# Only player to credit LSD with improving his play



## ¹²³ (Jan 8, 2003)

> _Phil Jackson, New York, 1973-74_
> 
> Jackson was an unconventional dude long before he became one of the NBA's most celebrated coaches. In his 1975 book "Maverick: More Than a Game," Jackson claimed that some LSD he gobbled for breakfast in Malibu in May 1973 lent his game a boost. The shaggy-haired Knicks forward said the "spiritual flash" he experienced that day on the beach gave him a new love for the sport and a deeper appreciation of team play. He credited it with making 1973-74 the most productive season of his career, as he averaged 11.1 points and 5.8 rebounds per game.

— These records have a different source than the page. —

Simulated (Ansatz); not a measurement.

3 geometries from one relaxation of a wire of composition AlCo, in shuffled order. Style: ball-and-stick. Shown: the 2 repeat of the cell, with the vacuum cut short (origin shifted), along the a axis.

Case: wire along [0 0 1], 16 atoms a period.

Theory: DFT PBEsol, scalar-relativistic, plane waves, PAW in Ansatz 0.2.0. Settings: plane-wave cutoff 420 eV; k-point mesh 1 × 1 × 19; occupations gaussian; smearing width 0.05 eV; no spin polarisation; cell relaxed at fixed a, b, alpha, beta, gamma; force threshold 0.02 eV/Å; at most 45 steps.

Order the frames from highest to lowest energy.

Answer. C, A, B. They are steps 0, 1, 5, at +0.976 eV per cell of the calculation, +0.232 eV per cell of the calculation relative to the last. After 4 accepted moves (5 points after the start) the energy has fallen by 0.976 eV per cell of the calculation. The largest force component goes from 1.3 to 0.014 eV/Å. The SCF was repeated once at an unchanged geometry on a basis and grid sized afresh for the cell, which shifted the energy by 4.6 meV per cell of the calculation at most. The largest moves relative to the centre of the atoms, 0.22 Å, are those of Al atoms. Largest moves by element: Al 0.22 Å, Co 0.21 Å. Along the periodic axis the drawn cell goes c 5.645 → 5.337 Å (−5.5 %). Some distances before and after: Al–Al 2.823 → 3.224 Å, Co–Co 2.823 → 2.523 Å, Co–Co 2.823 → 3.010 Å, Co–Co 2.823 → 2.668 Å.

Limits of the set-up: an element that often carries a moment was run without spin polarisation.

_Phil Jackson's pretending he's on a roller coaster._

http://sports.espn.go.com/nba/news/story?id=2147522 

I really love to have Phil as the coach of this team.


----------



## IV (Jul 16, 2002)

The man speaks the truth, if you don't believe him just take a hit then go run a few games.


----------



## King Sancho Fantastic (Jul 19, 2005)

:rofl: Gotta love Phil!


----------



## Ghiman (May 19, 2003)

That musta been some damn good LSD!!!


----------



## Kneejoh (Dec 21, 2004)

He probably always gives it to his team, thats why they always win.


----------



## Unique (Apr 13, 2005)

LSD? That's it Kemp is coming.


----------



## NOODLESTYLE (Jan 20, 2005)

is it just me or does Phil Jackson look Middle Eastern?


----------



## ¹²³ (Jan 8, 2003)

NOODLESTYLE said:


> is it just me or does Phil Jackson look Middle Eastern?


It's just you.


----------



## thekid (Apr 3, 2003)

"Zen" sessions..


----------